Hawa Hassan, 19, cuddles her two-year-old malnourished child as she attempts to shield him from being photographed by journalists visiting Somalia.









A refugee camp in Wajid where internally displaced Somalia citizens live in squalid conditions in the shanties constructed with torn sacks and pieces of clothes.

Some fortified milk is passed on to her in an orange plastic cup at a feeding centre for malnourished children in Wajid.


Besides her, in an expansive room, are other equally emaciated women with their children waiting for the same ration, measured in syringes.


The milk, though nutritious, will not be enough for little Isaac Ibrahim, who can be mistaken for a five-month-old baby because of his stunted growth. But it will sustain him until he gets his next meal.


Smiling shyly after receiving her ration, the teenage mother from Ghelyo village in Wajid District of the war-torn Somalia says that it is only by luck that they have survived the devastating drought that has hit the country.


Her luck came calling when officials of Action Contre la Faim (ACF), an international NGO operating in Somalia, found her and her children starving at their home 35 kilometres from Wajid.


Many more like her were left in her neighbourhood without food and water and may have died of hunger.


Hassan cannot recall the number of days she had slept without a meal, but she was only sure that her child would have died anytime.


Speaking haltingly, Hassan recalls that she left her other child with her aunt, and without anything to eat.


“I left her with her aunt when we were brought here. They did not have anything to eat,” she says staring pensively in the distance.


The memories of her first-born child, whose whereabouts she doesn’t know, dampens the mood of the previously jovial mother and all she can say, through an interpreter, is, “I am happy with the help we got”.


Lying next to Hassan is 45-year-old Fatuma Abdullahi, who is with her three children at the ACF feeding centre. She was brought with her two children 20 days ago, but delivered the third one while at the centre. The two youngest children are almost the same size and one can mistake them for twins.









Hawa Hassan, 19, holds her emaciated two-year-old child, Isaac Ibrahim, as she waits for fortified milk at the Action Centre La Faim feeding centre for malnourished children in Wajid, Somalia.

Abdullahi, however, explains that the eldest child is 17-moths-old. They were brought to the centre from Budonan village, 45 kilometres north of Wajid town.

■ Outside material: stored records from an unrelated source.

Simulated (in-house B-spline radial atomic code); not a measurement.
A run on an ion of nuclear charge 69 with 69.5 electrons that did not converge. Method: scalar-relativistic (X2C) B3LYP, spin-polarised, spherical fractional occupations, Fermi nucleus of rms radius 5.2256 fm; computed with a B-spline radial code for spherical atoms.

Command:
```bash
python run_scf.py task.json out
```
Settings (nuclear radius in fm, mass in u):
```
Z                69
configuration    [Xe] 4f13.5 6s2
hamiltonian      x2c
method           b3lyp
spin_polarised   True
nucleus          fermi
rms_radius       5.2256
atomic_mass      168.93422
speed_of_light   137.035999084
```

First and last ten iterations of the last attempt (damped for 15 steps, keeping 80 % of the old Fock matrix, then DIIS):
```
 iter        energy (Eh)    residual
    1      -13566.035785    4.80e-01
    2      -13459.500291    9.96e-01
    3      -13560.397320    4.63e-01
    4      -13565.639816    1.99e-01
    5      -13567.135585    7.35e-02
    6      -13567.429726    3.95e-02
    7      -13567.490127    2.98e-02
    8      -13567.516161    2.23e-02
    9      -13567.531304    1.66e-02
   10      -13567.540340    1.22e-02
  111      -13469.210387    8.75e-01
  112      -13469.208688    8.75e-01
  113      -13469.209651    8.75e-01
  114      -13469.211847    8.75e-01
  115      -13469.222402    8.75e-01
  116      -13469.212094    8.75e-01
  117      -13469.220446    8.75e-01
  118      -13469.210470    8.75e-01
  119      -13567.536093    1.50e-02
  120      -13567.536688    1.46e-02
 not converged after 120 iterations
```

“My child was sick and some people came to visit her and that is when they brought us here,” she says, also through an interpreter.


“I used to look after our camels, but they all died,’ she adds.


ACF head of base in Somalia, Admain Lassuilciarias, says the hunger situation in the country was still bad, but was likely to improve due to the rains.


Such images of desperation flood the Somalia countryside as the inhabitants try to cope with one of the most severe drought situation in 15 years, which has affected close to 2.1 million people.


Due to inter and intra-clan hostilities in the country, rescuing such people from the effects of drought involves the use of several hundreds of dollars for security purposes besides the money required to feed them.


Not even the heavy rains that have pounded the country in the last two weeks can bring hope to the citizens.


A few kilometres from the ACF feeding centre, hundreds, perhaps thousands, of Somalia citizens live as refugees in their own country in shanties covered with torn sacks and clothing.


These are the people whose lives have been disintegrated by the war and have been displaced from their homes due to insecurity.


As the United Nations Special humanitarian envoy for the Horn of Africa, Kjell Magne Bondevik, arrives in the camp in a convoy of vehicles guarded by heavily armed soldiers and militias, women start lighting fire in their ramshackle, perhaps in the hope that he has brought them food.


But he has only gone there to assess the situation and look for ways of assisting them. “This is the worst living conditions I have ever seen,” said Bondevik at the end of the tour.


As the convoy drives South of Wajid to Kurta village, women with plastic jerricans are seen fetching muddy water from the flooded roads.


The women know that when the waters dry up, they will be forced to walk for dozens of kilometres in search of the scarce commodity.


Drought is not the only humanitarian calamity affecting the country, as there have been reports of outbreak of measles and polio.


Mr James King’ori, Unicef’s Emergency Nutrition Coordinator in the five most affected regions in the country, says this grave situation is replicated in almost all parts of the country.


King’ori says a nutrition assessment done in the five regions of Bay, Bakool, Gedo, Middle and Lower Juba in Somalia indicated that there was a global acute malnutrition of 15 per cent and above.


Malnutrition levels of this nature, he says, call for a declaration of an emergency.


In some areas, says King’ori, the situation is much worse with Gedo region recording a malnutrition level of 23.8 per cent in March this year. He adds that the children mortality rate is equally high. “Recovery is expected to take about three to four months even with the coming of the long rains,” says King’ori, adding that the rains may not last for long.


The drought situation in the war-torn country sharing a common border with Kenya, Ethiopia and Djibouti is complicated further by the outbreak of measles and Polio.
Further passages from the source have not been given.